Freshwater mussels were harvested by Native Americans for thousands of years, as a food source and for use as utensils. The pearls were also highly prized for beads and as decoration on pottery. The modern era of mussel harvest began when a German pearl-button maker immigrated to the United States. When J. F. Boepple arrived in 1887, he was overwhelmed by the seemingly endless supply of mussels in the lakes and rivers of this country. He began an industry that would soon be supplying the world with high quality, beautiful mother-of-pearl buttons that would hold up to severe laundering. By 1920, there were over 200 button factories in the United States. Mother-of-pearl buttons continued to be preferred until plastics became more economical following WWII.

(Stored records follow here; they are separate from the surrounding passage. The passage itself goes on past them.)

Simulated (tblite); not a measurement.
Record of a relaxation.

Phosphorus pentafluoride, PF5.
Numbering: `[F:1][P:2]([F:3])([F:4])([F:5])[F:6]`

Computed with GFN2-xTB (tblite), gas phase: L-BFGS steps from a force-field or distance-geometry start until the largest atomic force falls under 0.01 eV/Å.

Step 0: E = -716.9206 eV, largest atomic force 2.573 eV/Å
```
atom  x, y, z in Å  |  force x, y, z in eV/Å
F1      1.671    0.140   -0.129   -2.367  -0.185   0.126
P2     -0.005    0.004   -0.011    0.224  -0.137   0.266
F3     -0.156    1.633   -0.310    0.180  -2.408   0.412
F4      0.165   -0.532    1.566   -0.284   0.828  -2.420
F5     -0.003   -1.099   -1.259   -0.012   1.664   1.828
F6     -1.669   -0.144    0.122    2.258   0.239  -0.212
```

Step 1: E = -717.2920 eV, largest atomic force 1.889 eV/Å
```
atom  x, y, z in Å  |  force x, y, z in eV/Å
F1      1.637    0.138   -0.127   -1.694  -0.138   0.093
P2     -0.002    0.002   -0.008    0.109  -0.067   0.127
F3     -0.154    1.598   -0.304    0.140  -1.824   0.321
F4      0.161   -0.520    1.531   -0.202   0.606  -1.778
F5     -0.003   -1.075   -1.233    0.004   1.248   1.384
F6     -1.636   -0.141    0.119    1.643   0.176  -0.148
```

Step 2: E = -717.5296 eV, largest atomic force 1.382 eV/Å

Brailing was the harvest method of choice around the turn of the century and consisted of dragging what was then known as crowfoot hooks, or three pronged metal hooks attached by rope or chain to a long pole. These poles were then dragged along the bottom of the river. In those days, the brail boats were propelled by a 'mule' or underwater sail which was lowered into the river, the current caught the mules and pulled the boats down the river. The mussels open to feed on plankton and algae in the water and when these hooks happened to hit them they would clamp down on them. The brailer would haul up the laden brails every few hours and pick the shells off into the boat. Brailing is still the only allowed method of mussel harvest in some states including Kentucky, and in some states mussel men are required by law to use the underwater sails (mules) to move the boats.
The advent of plastics for button making looked like the end of mussel harvesting. But in the 1950s the Japanese cultured pearl industry discovered the high quality of mother-of-pearl from the United States, particularly the Tennessee River.